NICENE AND POST-NICENE FATHERS OF THE CHRISTIAN CHURCH—SECOND SERIES—The Life and Writings of St. Hilary of Poitiers Part 33

 


This attack by Hilary and his friends was, according to him, the attempt of a handful of men to break up the unity attained by the labours of that great assembly of six hundred bishops. He declared his firm assent to all its decisions; every heresy that it had condemned he condemned. He sent with his address a copy of the Acts of the Council, and begged the Emperor to have them read to him. Its language would convince him that Hilary and Eusebius, bishops long deposed, were merely plotting universal schism. This, with his own account of the proceedings before the commission and a short statement of his belief, forms his appeal to the Emperor. It was composed with great skill, and was quite unanswerable. His actual possession of the see, the circumstances of the time, the very doctrine of the Church—for only a Council could undo what a Council had done—rendered his position unassailable. And if he was in the right, Hilary and his colleague were in the wrong. Nothing but success could have saved them from the humiliation to which they were now subjected, of being expelled from Milan and bidden to return to their homes, while the Emperor publicly recognised Auxentius by receiving the Communion at his hands. Yet morally they had been in the right throughout. 

The strong legal position of Auxentius and the canons of that imposing Council of six hundred bishops behind which he screened himself had been obtained by deliberate fraud and oppression. He and his creed could not have, and did not deserve to have, any stability. Yet Valentinian was probably in the right, even in the interests of truth, in refusing to make a martyr of Auxentius. There would have been reprisals in the East, where the Catholic cause had far more to lose than had Arianism in the West; and general considerations of equity and policy must have inclined him to allow the Arian to pass the remainder of his days in peace. But we cannot wonder that Hilary failed to appreciate such reasons. He had thrown himself with all his heart into the attack, and risked in it his public credit as bishop and confessor and first of Western theologians. Hence his published account of the transaction is tinged with a pardonable shade of personal resentment. It was, indeed, necessary that he should issue a statement. The assault and the repulse were rendered conspicuous by time and place, and by the eminence of the persons engaged; and it was Hilary’s duty to see that the defeat which he had incurred brought no injury upon his cause. He therefore addressed a public letter ‘to the beloved brethren who abide in the Faith of the fathers and repudiate the Arian heresy, the bishops and all their flocks.’ He begins by speaking of the blessings of peace, which the Christians of that day could neither enjoy nor promote, beset as they were by the forerunners of Antichrist, who boasted of the peace, in other words of the harmonious concurrence in blasphemy, which they had brought about. 
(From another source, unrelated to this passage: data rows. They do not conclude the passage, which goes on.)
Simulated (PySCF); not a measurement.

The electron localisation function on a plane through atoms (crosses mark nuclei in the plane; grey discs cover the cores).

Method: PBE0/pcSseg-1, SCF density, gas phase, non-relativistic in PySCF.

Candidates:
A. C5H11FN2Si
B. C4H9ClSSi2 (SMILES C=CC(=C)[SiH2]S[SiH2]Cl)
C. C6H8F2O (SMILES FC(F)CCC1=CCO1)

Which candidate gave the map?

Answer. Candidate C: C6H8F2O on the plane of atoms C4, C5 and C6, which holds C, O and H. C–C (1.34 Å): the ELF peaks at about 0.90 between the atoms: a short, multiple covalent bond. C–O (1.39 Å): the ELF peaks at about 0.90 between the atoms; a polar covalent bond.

They bear themselves not as bishops of Christ but as priests of Antichrist. This is not random abuse, but sober recognition of the fact, stated by St. John, that there are many Antichrists. For these men assume the cloak of piety, and pretend to preach the Gospel, with the one object of inducing others to deny Christ. It was  the misery and folly of the day that men endeavoured to promote the cause of God by human means and the favour of the world. Hilary asks bishops, who believe in their office, whether the Apostles had secular support when by their preaching they converted the greater part of mankind. They were not adorned with palace dignities; scourged and fettered, they sang their hymns. It was in obedience to no royal edict that Paul gathered a Church for Christ; he was exposed to public view in the theatre. Nero and Vespasian and Decius were no patrons of the Church; it was through their hatred that the truth had thriven. The Apostles laboured with their hands and worshipped in garrets and secret places, and in defiance of senate or monarch visited, it might be said, every village and every tribe. Yet it was these rebels who had the keys of the Kingdom of Heaven; the more they were forbidden, the more they preached, and the power of God was made manifest. But now the Faith finds favour with men.



The Church seeks for secular support, and in so doing insults Christ by the implication that his support is insufficient. She in her turn holds out the threat of exile and prison. It was her endurance of these that drew men to her; now she imposes her faith by violence. She craves for favours at the hands of her communicants; once it was her consecration that she braved the threatenings of persecutors. Bishops in exile spread the Faith; now it is she that exiles bishops. She boasts that the world loves her; the world’s hatred was the evidence that she was Christ’s. The ruin is obvious which has fallen upon the Church. The time of Antichrist, disguised as an angel of light, has come. The true Christ is hidden from almost every mind and heart. Antichrist is now obscuring the truth that he may assert falsehood hereafter. Hence the conflicting opinions of the time, the doctrine of Arius and of his heirs, Valens, Ursacius, Auxentius and their fellows. Their preaching of novelties concerning Christ is the work of Antichrist, who is using them to introduce his own worship. This is proved by a statement of their minimising and prevaricating doctrine, which has, however, made no impression upon the guileless and well-meaning laity. Then comes Hilary’s account of his proceedings at Milan, strongly coloured by the intensity of his feelings.